What is the order for data written to a zfs filesystem on zfs on linux?
The only specific document i found at http://docs.oracle.com/cd/E36784_01/html/E36835/gkknx.html says; When a file is written, the data is compressed, encrypted, and the checksum is verified. Then, the data is deduplicated, if possible.
but if that was true then dedup would not dedup blocks compressed with different compression algorithms.
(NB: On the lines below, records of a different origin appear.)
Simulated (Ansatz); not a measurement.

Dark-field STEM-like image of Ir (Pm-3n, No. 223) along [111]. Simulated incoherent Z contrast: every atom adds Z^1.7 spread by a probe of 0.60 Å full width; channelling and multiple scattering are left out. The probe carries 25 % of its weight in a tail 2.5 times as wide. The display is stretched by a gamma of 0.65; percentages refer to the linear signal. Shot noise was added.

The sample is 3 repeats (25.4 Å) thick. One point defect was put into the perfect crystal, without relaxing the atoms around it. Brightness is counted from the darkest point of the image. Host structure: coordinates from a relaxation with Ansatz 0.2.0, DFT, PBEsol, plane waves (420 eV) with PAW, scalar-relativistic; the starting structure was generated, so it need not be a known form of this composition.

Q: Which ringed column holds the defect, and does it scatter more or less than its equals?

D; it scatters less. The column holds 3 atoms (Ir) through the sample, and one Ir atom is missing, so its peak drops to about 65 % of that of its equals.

I tested mysqlf and i believe that the order is the following: dedup, compress, encrypt
.
My test-Setting:
zpool create tank /dev/sdb
zfs create tank/lz4
zfs create tank/gzip9
zfs set compression=lz4 tank/lz4
zfs set compression=gzip-9 tank/gzip9
zfs set dedup=on tank
Output of zfs list
NAME USED AVAIL REFER MOUNTPOINT
tank 106K 19,3G 19K /tank
tank/gzip9 19K 19,3G 19K /tank/gzip9
tank/lz4 19K 19,3G 19K /tank/lz4
generate a random file with dd if=/dev/urandom of=random.txt count=128K bs=1024
131072+0 Datensätze ein
131072+0 Datensätze aus
134217728 Bytes (134 MB) kopiert, 12,8786 s, 10,4 MB/s
Output of zpool list on empty pool:
NAME SIZE ALLOC FREE EXPANDSZ FRAG CAP DEDUP HEALTH ALTROOT
tank 19,9G 134K 19,9G - 0% 0% 1.00x ONLINE -
Then copy the files to the datasets with different compression algos:
cp random.txt /tank/lz4
cp random.txt /tank/gzip9
Output of zfs list
after copying:
NAME USED AVAIL REFER MOUNTPOINT
tank 257M 19,1G 19K /tank
tank/gzip9 128M 19,1G 128M /tank/gzip9
tank/lz4 128M 19,1G 128M /tank/lz4
Output of zpool list
afer copying:
NAME SIZE ALLOC FREE EXPANDSZ FRAG CAP DEDUP HEALTH ALTROOT
tank 19,9G 129M 19,7G - 0% 0% 2.00x ONLINE -
The dedup-ratio is 2.0 after copying the same file to different datasets. In my opinion this means that dedup is done on data-blocks before compression and encryption.
Please could someone verify if this is correct?
Best Answer
It turns out, that http://docs.oracle.com/cd/E36784_01/html/E36835/gkknx.html is right.
My assumption with the random file was incorrect. It seems that ZFS aborts compression if it cannot achieve a certain minimum compression ratio.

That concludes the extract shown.